Date: 06/21/99 at 08:41:30
From: Peter Ravenscroft
Subject: Rates

Dear Doctor Math,

Peter has trouble on these questions on rates, so could you please 
send him the answers and how to set them up? 

Thank you,
Peter's mother


1. Convert these rates as directed
   A) $8.25/2.5 kg to $/kg
   B) $2.36/320 ml to $/ml
   C) 7 litres/$6.23 to $/litre

2. Which is the lower rate?
   A) $8.23 for 2.5 kg or $13.60 for 4 kg
   B) $1.75 /250 ml or $2.36/320 ml
   C) $421/week or $22,468/year

3. Convert these speeds to km/hour
   A) 18 m/sec
   B) 48 m/sec
   C) 30 m/min
   D) 105 m/min

4. Convert these rates as follows 
   A) 3.7 km/hr to m/sec
   B) 200 m/19.72 sec to m/sec and m/min
   C) $12.50/100 grams to $/kg and cents/g

5. mins converted to hours and minutes, convert the following:
   A) 259 mins (to hours and mins)
   B) 876 secs (to min and secs)
   C) 967 hours (to days and hours)
   D) 5871 mins (to hours, mins and secs)

6. A large fish aquarium measures 130 cm wide, 226 cm long and 40 cm 
   high. It is to be half filled with specially treated water, which 
   can be filtered into the tank at the rate of two hundred ml/min. 
   How long will it take to fill the tank to the correct level?
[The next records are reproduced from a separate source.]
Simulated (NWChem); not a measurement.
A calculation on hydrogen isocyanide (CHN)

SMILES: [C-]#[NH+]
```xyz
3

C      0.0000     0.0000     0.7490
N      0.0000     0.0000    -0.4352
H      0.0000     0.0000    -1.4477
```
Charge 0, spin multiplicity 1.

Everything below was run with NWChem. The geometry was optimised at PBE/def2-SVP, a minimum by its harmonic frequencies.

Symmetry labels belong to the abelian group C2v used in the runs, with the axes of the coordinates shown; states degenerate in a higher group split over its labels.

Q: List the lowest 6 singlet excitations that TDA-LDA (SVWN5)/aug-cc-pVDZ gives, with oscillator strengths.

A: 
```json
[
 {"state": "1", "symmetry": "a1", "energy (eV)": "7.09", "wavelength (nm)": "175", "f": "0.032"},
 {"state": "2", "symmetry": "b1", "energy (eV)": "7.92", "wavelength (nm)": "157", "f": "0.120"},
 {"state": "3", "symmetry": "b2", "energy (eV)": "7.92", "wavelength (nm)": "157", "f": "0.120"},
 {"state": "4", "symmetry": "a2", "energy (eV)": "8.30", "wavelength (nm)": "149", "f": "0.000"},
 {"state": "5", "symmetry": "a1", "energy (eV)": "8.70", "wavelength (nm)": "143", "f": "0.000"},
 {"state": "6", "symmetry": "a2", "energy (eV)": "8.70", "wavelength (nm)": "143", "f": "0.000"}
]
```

7. Copper has a density of 8.9 grms/cm^3 and steel 7.8 grams/cm^3. How 
   much would two steel and three copper balls weigh if the diameter 
   of each ball were 140 mm?


Date: 06/22/99 at 12:49:15
From: Doctor Rick
Subject: Re: Rates

Hi, Peter and Mom.

>1. Convert these rates as directed
>   A) $8.25/2.5 kg to $/kg
>   B) $2.36/320 ml to $/ml
>   C) 7 litres/$6.23 to $/litre

You can think of ratio problems as equivalent fraction problems, 
except that the numbers have units attached, and the numerator and 
denominator do nothave to be whole numbers. So, in (a),

  ? dollars    $8.25
  --------- = ------
     1 kg     2.5 kg

               $8.25          8.25
  ? dollars = ------ * 1 kg = ---- dollars
              2.5 kg           2.5

All you need to do is to work out this division. Note that in (c), you 
can't write

  ? dollars   7 litres
  --------- = --------
   1 litre      $6.23

You need to invert the righthand fraction so the units are in the same 
places in both. Then you will have

  ? dollars = $6.23 / 7


>2. Which is the lower rate?
>   A) $8.23 for 2.5 kg or $13.60 for 4 kg
>   B) $1.75 /250 ml or $2.36/320 ml
>   C) $421/week or $22,468/year

In (a) and (b), the units are the same in both rates, so the problems 
are the same as comparing fractions. You do this by making the 
denominators the same, and comparing the numerators. You can make the 
denominators both equal to 1 kg (in (a)), in other words, find each 
rate in dollars per kilogram, and compare them:

  $8.23 / 2.5 kg = 8.23/2.5 dollars/kg = 3.292 dollars/kg

  $13.60 / 4 kg = ? dollars/kg

Which is less?


>3. Convert these speeds to km/hour
>   A) 18 m/sec
>   B) 48 m/sec
>   C) 30 m/min
>   D) 105 m/min

Now we need to convert units. You need to do this in 2(c) also, but I 
will show you how here. What I like to do is to write a fraction that 
is equal to 1, using the units I want to convert between. In (a), 60 
sec = 1 minute, and 60 min = 1 hour, and 1000 m = 1 km, so I have 3 
fractions:

  60 sec   60 min   1000 m
  ------ = ------ = ------ = 1
   1 min    1 hr     1 km

Write the rate as a fraction, then multiply it by fractions so that 
the units cancel out (same units in the numerator and denominator) 
until only the units I want (km/hour) are left:

      /                //      ///
   18 m    1 km    60 sec   60 min   18 * 60 * 60 m
  ----- * ------ = ------ * ------ = -------------- = 64.8 km/hr
  1 sec   1000 m   1 min    1 hr        1000 hr
    //         /     ///


>4. Convert these rates as follows 
>   A) 3.7 km/hr to m/sec
>   B) 200 m/19.72 sec to m/sec and m/min
>   C) $12.50/100 grams to $/kg and cents/g

These are the same kind of problem as in 3.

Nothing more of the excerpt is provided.